# Question Answering using Deep Neural Networks

# Why Machine Learning?

- The traditional information retrieval way for question answering works very well, especially when you knows what you want exactly.

- But the problem is you need to know what you want exactly, i.e the best key words

- Sometimes this is not easy and bring higher requirement to the user

- For machine learning methods, you can overcome this problem to some extent, by feature engineering (which can take more aspects into consideration than only mathcing the words) or by state of the art deep learning models (which can automaticly learn the relationship from the dataset) 

# How?

- Traditional machine learning models were tested with manually extracted features, which mainly considers the similarity between the question and the answer

- Large number of papers related to QA system are looked through. Most of them still using the idea to matching the answer with the question.
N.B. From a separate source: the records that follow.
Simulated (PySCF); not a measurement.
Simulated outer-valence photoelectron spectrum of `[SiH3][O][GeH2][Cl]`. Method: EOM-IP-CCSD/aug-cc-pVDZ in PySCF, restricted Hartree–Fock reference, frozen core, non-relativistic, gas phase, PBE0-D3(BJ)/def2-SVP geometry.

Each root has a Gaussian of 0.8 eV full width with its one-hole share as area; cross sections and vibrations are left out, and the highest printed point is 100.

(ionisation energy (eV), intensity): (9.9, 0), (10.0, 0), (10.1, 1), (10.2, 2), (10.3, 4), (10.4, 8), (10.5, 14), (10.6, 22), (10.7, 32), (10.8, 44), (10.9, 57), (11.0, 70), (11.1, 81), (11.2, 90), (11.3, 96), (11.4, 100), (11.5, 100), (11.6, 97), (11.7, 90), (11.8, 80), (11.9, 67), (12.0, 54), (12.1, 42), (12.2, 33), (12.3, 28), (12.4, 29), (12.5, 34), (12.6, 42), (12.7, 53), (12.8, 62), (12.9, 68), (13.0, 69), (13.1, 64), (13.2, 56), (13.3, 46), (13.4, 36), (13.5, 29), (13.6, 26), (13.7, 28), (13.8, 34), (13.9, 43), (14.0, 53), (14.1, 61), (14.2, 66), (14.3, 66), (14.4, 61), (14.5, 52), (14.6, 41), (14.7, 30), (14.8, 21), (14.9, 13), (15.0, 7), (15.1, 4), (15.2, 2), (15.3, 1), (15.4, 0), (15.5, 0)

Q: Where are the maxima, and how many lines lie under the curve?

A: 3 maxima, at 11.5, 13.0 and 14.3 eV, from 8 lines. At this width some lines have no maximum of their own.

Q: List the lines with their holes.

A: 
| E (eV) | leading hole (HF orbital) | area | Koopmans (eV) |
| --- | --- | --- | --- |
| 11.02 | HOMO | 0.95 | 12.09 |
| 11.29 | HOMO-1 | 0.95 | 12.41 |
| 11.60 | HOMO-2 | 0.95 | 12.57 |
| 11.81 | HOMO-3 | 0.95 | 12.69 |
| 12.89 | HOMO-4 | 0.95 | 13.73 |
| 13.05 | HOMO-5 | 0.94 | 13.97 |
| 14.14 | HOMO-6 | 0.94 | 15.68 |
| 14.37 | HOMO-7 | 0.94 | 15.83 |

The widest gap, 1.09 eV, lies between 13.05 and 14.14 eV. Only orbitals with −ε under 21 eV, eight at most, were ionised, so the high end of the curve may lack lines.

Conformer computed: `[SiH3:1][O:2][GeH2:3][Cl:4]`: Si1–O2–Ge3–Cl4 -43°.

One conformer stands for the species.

- Finally, a deep siamese network model proposed by CS&AI Lab of MIT is applied 

# The result


- using similarity between concepts insted of specific term search
- Around 70% accuracy to distinguish right answers from the answer set
- can take full sentence as the input question and returns the information with a ranked list
- overcomes the shortcome of elastic search though not as precise as it
- therfore can be a supplement to be used together

In [1]:
import tensorflow as tf
import numpy as np
import os
import time
import datetime
from tensorflow.contrib import learn
from input_helpers import InputHelper
import pandas as pd
from preprocess import MyVocabularyProcessor
inpH = InputHelper()
x1_test,x2_test,y_test = inpH.getTestDataSet("validation.txt0", "runs/100_epochs_demo/checkpoints/vocab", 30)
checkpoint_file = "runs/100_epochs_demo/checkpoints/model-3000"
graph = tf.Graph()

Loading testing/labelled data from validation.txt0
Instructions for updating:
Please use tensorflow/transform or tf.data.
Instructions for updating:
Please use tensorflow/transform or tf.data.
76


# Read the original QA file

In [2]:
test = pd.read_csv("qapair.tsv", delimiter = "\t", header = None)
test = test[test[2]==1]
def dumpTest(x1_text,x2_text,y):
        with open('test.txt','w') as f:
            for text1,text2,label in zip(x1_text,x2_text,y):
                f.write(str(label)+"\t"+str(text1)+"\t"+str(text2)+"\n")        
dumpTest(test[[0]], test[[1]], test[[2]])
def getTestDataSet(self, data_path, vocab_path, max_document_length):
        x1_temp,x2_temp,y = self.getTsvTestData(data_path)
        vocab_processor = MyVocabularyProcessor(max_document_length,min_frequency=0)
        vocab_processor = vocab_processor.restore(vocab_path)
        x1 = np.asarray(list(vocab_processor.transform(x1_temp)))
        x2 = np.asarray(list(vocab_processor.transform(x2_temp)))
        del vocab_processor
        gc.collect()
        return x1,x2, y

# A new question

In [3]:
question = "Do you keep a record of all data disposals?"
#question = "Do you have a process to notify RBS of changes to data extraction methodology in advance?"
#question = "Vendor must have and maintain a documented change control process for all changes to the IT production environment where Deutsche Bank information is processed or stored.  Changes to the configuration of IT assets in production environments must be actively managed and documented throughout their lifecycle from initiation to verification and closure."
#question = "Does your company have a defined process to ensure separation of duties between personnel assigned to the development/test environments and those assigned to the production environment?"
#question = "Do you need an ID to enter the building?"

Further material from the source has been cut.